Sgt. 1st Class Joseph Babb said, "Everybody remembers him for his guitar playing" and how he‘d walk across the gravel with his boots off.

"He had caveman feet," Babb said. "He was so full of life and always brought smiles to our faces."

Command Sgt. Maj. Jared Kopacki said the day Cometa died "was one of the hardest days of my military career. … He just had that soul and heart for loving everybody."

Cometa was the first Nevada National Guard soldier killed in the post-9/11 war on terrorism. Two others were killed the same year.

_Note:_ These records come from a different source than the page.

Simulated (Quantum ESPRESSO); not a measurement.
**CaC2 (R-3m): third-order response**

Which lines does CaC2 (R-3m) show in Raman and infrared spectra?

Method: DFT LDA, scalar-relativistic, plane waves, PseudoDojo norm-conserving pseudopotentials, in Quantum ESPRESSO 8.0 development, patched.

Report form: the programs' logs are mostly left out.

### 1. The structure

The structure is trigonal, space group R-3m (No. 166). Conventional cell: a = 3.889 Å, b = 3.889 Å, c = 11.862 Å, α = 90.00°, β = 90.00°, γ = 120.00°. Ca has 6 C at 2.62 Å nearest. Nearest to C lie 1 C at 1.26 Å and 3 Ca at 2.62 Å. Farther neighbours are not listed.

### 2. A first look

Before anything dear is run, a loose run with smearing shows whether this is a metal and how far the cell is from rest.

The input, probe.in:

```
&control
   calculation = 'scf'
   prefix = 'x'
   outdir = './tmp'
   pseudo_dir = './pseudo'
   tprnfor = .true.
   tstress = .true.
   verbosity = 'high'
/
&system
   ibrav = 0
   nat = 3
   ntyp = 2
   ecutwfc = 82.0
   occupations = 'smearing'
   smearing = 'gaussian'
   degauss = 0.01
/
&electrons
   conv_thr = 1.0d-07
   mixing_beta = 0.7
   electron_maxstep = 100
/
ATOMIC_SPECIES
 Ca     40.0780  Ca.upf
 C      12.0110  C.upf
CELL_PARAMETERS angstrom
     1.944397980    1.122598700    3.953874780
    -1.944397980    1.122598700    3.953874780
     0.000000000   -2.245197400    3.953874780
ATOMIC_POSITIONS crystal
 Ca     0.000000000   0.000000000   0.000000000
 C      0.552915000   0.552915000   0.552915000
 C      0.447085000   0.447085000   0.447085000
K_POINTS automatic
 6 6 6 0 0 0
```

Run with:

On Sept. 25, 2005, a rocket-propelled grenade struck the fuel tank of a Chinook helicopter, killing Nevada National Guard Chief Warrant Officer-3 John M. Flynn, of Sparks, and Sgt. Patrick D. Stewart, of Fernley.

In all, 79 U.S. military personnel with ties to Nevada have died in the nation‘s wars overseas since the Sept. 11, 2001, terrorist attacks on the Pentagon and the World Trade Center in New York.

Cometa-Fontana said that when her son saw the aftermath of the hijacked jetliner attacks in New York he told her "it just gives me a reason" to join the Guard. "It was the American in him," she said.

She said the fatal shootings of four Marines this week in Chattanooga, Tenn., by Muhammad Youssef Abdulazeez, a naturalized U.S. citizen from Kuwait, is "scary and devastating."

"We don‘t know what‘s behind us. It‘s everywhere," she said about the terrorism threat.

"I didn‘t think the war would be lasting as long as it has. I just wish that it would end," she said.